Mountain News 

Canyons wants out of lease

PARK CITY, Utah — The owner of The Canyons, one of the several ski areas at Park City, continues to try to end his lease with American Skiing Co., the operator and developer.

In the latest wrinkle of this on-going story, Kenny Griswold told The Park Record that he had gone to Colorado to discuss options with several potential investors. He had specifically mentioned Vail. "Vail would do brilliant things," he told the newspaper.

Vail Resorts denies any meeting or negotiations. Griswold did not mention any other Vail-area organizations, although East West Partners, a development company with interests in Park City, also has close ties with Vail Resorts.

The story is rife with lawsuits and counter-suits. Griswold’s company had operated the ski area, but in 1997 leased the land at the ski area to the American Ski Company. The 50-year lease has a 150-year option. That arrangement also specified that the American Ski Co. was to build a golf course by 2002.
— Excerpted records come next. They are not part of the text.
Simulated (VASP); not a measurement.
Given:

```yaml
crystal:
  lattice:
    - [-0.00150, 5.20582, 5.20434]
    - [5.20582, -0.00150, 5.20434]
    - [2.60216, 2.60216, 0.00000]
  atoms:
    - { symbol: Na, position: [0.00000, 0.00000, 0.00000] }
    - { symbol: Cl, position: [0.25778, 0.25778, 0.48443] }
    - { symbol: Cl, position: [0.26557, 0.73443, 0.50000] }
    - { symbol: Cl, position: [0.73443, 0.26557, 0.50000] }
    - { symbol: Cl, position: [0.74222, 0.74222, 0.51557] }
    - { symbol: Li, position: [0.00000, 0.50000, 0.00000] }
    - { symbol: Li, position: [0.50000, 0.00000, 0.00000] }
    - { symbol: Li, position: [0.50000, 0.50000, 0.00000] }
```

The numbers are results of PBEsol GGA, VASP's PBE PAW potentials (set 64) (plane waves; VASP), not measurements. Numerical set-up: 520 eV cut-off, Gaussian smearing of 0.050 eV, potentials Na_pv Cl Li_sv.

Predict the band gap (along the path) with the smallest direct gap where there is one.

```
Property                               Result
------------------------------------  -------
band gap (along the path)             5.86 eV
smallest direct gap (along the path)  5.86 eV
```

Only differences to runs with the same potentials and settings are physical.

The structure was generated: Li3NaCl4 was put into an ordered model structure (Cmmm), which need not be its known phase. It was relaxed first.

That golf course has not been built, but the reason why is a matter of contention. Clearly, the American Skiing Co. was in financial trouble several years ago when it unloaded Heavenly on Vail Resorts. Now, it is shopping Steamboat, but insists that it’s not motivated by financial duress. And The Canyons has "had three record years, both where skier-days and revenues and profits are concerned – three years in a row," said Tim Vetter, spokesman for the Canyons. The company also says it is not building the golf course now because Griswold won’t surrender the land.

Griswold maintains that American Skiing Co. is in financial trouble, and he wants to sever the relationship before the company defaults. "You cannot disguise the trouble that they’re in," he tells the Park Record. He also says that the American Skiing Co. is trying to buy him out.

Fractional real estate questioned

ASPEN, Colo. — The updated and upscaled form of time-share called fractional ownership has been taking the ski towns by storm. Developers claim fractionals will put people in town throughout the year.

For most ski towns, this is welcome news. Conventional tourism has been stagnant or even in decline. Ski towns have instead become the places of a) retirees, b) people for whom skiing is only an amenity, and c) second-home owner.

But in Aspen, there are increasing questions about whether fractional ownership really puts people on the streets the way that developers say it does. City officials have begun a study, reports The Aspen Times. "Assertions were made in the application process about economic activity. We’re testing those assumptions."